I don't like to fly. The irony of this does not escape me, a travel writer, who finds flying in general as pleasant as visiting the dentist. Or the tax man. I changed my mind today.
Invited by the Matanuska-Susitna Convention and Visitor's Bureau to be a "model" (hahaha, model, that's pretty funny) in their 2011 Visitor Guide, Bear and I were chosen for one of the more interesting Alaskan activities.
Normally 'helicopter' and 'Erin' are not mentioned in the same breath, much less the same sentence unless it refers to an emergency situation and my life is in peril. Actually, 'airplane' is not used much, either, come to think of it. I don't like to fly because my life is in someone else's hands, and those of you who know me know my issues with control. Ahem. Anyway...
Bear and I were scheduled to fly from Knik River Lodge to a 6,000 ft glacier atop the famous Knik Glacier, a fifteen-minute ride, tomorrow. I had not yet appropriately psyched myself up for this adventure when my phone rang (btw, my ring tone is National Lampoon's 'Holiday Roads', yeah, so funny). "Hey Erin, this is Mr. Bureau. The weather is great today, any chance you can make it by four?" Um, yeah. Sort of.

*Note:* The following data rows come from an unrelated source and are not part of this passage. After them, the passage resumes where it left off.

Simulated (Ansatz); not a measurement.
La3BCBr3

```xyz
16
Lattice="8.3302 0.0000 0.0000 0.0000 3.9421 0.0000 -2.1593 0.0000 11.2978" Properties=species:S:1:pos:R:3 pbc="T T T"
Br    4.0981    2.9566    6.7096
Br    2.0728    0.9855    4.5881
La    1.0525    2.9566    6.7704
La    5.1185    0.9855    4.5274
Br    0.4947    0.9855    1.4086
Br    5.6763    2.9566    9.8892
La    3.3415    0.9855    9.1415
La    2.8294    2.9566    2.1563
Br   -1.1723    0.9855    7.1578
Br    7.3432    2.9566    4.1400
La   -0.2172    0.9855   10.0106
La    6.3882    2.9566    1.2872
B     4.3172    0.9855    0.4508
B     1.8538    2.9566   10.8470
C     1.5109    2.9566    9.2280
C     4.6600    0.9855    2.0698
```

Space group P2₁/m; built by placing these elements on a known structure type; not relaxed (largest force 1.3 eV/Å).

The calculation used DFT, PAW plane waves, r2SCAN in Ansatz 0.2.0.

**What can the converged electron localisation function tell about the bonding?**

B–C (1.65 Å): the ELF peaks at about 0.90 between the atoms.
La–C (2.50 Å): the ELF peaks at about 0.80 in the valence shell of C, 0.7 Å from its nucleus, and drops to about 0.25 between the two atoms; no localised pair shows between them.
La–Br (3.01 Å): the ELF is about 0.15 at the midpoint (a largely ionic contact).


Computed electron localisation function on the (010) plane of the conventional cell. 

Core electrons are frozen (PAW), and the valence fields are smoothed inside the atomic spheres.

We gave Yukon a heads up, packed some warm clothes and our own camera, and made the trip up north about an hour from our home, and made it to the lodge in time to see the small helicopter settle down on an even smaller gravel pad. This couldn't be good.
But it was. Bear received his safety briefing, since there are no child locks on helicopter doors and air awash with rotors at every turn, then in no time (a good thing) at all we were up and soaring across the Great Gorge of the Knik and one our way to country most people only see on television.
We saw mountain goats, we saw water so blue it looks not of this world, we saw glacial ice calving into Lake George, and we soared above mountains so craggy and steep my imagination got the better of me.
The little helo touched down on a glacier at 6,000 feet and were were met by Sven the Musher (I'm not making this up). He has his little operation up on the glacier and swings tourists around the icy flanks with his Iditarod dog teams. Living up there for up to two weeks at a time, Sven enjoys his work and loves to talk about it, especially since this is his first summer as a tour business.
Tom the Photographer took pictures, Bear and I smiled a lot as we swooshed around the glacier amid sunny skies and bright white snow. It was sublime and wild and absolutely crazy all at the same time. When we left, our pilot swooped around the valley and as close as he could to the glacier and mountains, where we saw a mountain goat startle and hide behind a rock, but not before we saw clearly his shaggy coat and long horns.
Bear whispered through his headphones "I think this is amazing." And gave me two thumbs up.